The pan-European TARGET Instant Payment Settlement (TIPS) platform has announced 45 payment service providers (PSPs) have joined the platform as part of plans to ensure instant payments are fully reachable across the EU.

Based across 12 euro area countries, the 45 PSPs have become new participants in the platform, which will support the European Central Bank’s (ECB) ambition “to ensure that citizens and firms can make instant payments anywhere in Europe”.

The addition of the 45 PSPs means that TIPS now counts a total of 123 direct participants and 9,133 reachable parties. The latter is likely to cover the vast majority of banks across the region.

TIPS is an instant payment settlement system of the ECB that allows participants to settle payments in central bank money around the clock. Participation allows payment service providers to offer fund transfers to their customers in real time and on a 24/7 basis.

In 2020, the ECB announced two measures to ensure instant payments were fully available across the EU. Firstly it required all PSPs in TARGET2 that adhere to the SEPA Credit Transfer Instant Scheme (SCT Inst) should be fully reachable in TIPS.

The other requirements were that automated clearing houses (ACHs) move their technical accounts from TARGET2 to TIPS. As previously reported in VIXIO, the first wave of ACHs migrated their technical accounts on December 10, 2021.

Original Story: First ACHs Move Technical Accounts To TIPS

In a major milestone for instant payments across the EU, the European Central Bank (ECB) has announced the first wave of automated clearing houses (ACH) to move their technical accounts to its low-value instant settlement system.

Following the announcement on Monday that EBA Clearing’s pan-European instant payment services, RT1, had successfully moved their technical accounts from TARGET2 to the
TARGET Instant Payment Settlement (TIPS) system, the European Central Bank (ECB) has confirmed five other ACHs have also moved.

The latest batch of ACHs to migrate their technical accounts to TIPS are Iberpay (Spain), STET (France), DIAS (Greece), EKS (Latvia) and CENTRO (Lithuania).

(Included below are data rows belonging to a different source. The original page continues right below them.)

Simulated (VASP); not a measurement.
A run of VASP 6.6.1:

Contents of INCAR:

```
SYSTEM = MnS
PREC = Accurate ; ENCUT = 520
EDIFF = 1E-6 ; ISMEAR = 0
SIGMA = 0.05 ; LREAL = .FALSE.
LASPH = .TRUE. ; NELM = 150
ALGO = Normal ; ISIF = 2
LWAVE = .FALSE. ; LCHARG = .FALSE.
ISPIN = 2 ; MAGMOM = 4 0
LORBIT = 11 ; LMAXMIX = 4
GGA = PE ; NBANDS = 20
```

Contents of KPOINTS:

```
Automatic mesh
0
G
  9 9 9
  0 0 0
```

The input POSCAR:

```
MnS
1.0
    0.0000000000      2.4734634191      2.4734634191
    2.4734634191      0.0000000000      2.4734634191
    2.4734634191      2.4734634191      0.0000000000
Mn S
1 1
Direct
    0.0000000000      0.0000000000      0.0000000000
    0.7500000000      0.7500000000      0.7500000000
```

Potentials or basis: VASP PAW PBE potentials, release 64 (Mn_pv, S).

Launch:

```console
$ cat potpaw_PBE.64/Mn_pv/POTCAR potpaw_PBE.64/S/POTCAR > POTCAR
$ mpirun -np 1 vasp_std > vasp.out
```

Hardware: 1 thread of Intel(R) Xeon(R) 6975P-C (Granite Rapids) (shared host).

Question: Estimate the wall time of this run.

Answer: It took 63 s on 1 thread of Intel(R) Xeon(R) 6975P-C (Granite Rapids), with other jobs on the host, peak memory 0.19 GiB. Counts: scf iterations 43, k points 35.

The move creates interoperability between TIPS and different ACHs, meaning customers can send a transaction from EBA Clearing’s RT1 to an account that may only be connected to the TIPS service.

For banks, this could mean significant savings. For example, a large bank may be connected to STET, to EBA Clearing and TIPS and be required to manage participation fees and liquidity pools in three separate systems.

This new arrangement is designed to create greater efficiencies by reducing the need to participate directly in multiple systems and ease the liquidity burden.

The ECB had mandated that all PSPs in TARGET2 that had adhered to the SCT Inst scheme should become reachable in TIPS, either as a participant or as a reachable party.

“These measures will ultimately enable European citizens and businesses to send and receive electronic instant payments from and to any country in the EU, both at the point-of-sale and online,” the ECB said.

The central bank has committed to ensuring the full reach of instant payments services at the EU level.

The SEPA Inst scheme went live in November 2017 and was initially supported by clearing and settlement mechanisms (CSM) of a number of ACHs, including STET, EBA Clearing and Iberpay. A year later, TIPS was launched.

At the time of launch, the scheme was criticised for its perceived status as a public authority effectively competing, at a cheaper price, with several commercial services, such as EBA Clearing’s pan-European instant payment service, RT1.
Speaking at Money20/20 in 2018, Helmut Wacket, head of division at the ECB, defended TIPS.

“This is not a competitive proposal and we do not intend to dominate,” he said, noting that the bank had decided to launch TIPS as it had doubts that pan-European reach would be fully achieved otherwise.
Despite this ambition, usage of instant payments has been uneven across the EU.

Based on using average quarterly data published by the European Payments Council (EPC), instant payments account for only 9 percent of all SEPA credit transfers in the 12 months to September 2021, or about 2.1bn instant payment transactions. The UK's Faster Payments system alone processed 2.9bn transactions in 2020.

In addition, many of these SEPA Inst transactions are concentrated in a number of key markets. For example, the Netherlands, which represents around 13 percent of all SEPA credit transfers according to the European Payments Council (EPC), accounts for more than 20 percent of SEPA Instant payments, according to VIXIO estimates.

The next ACH migration waves are expected to take place on January 21 and February 25, 2022.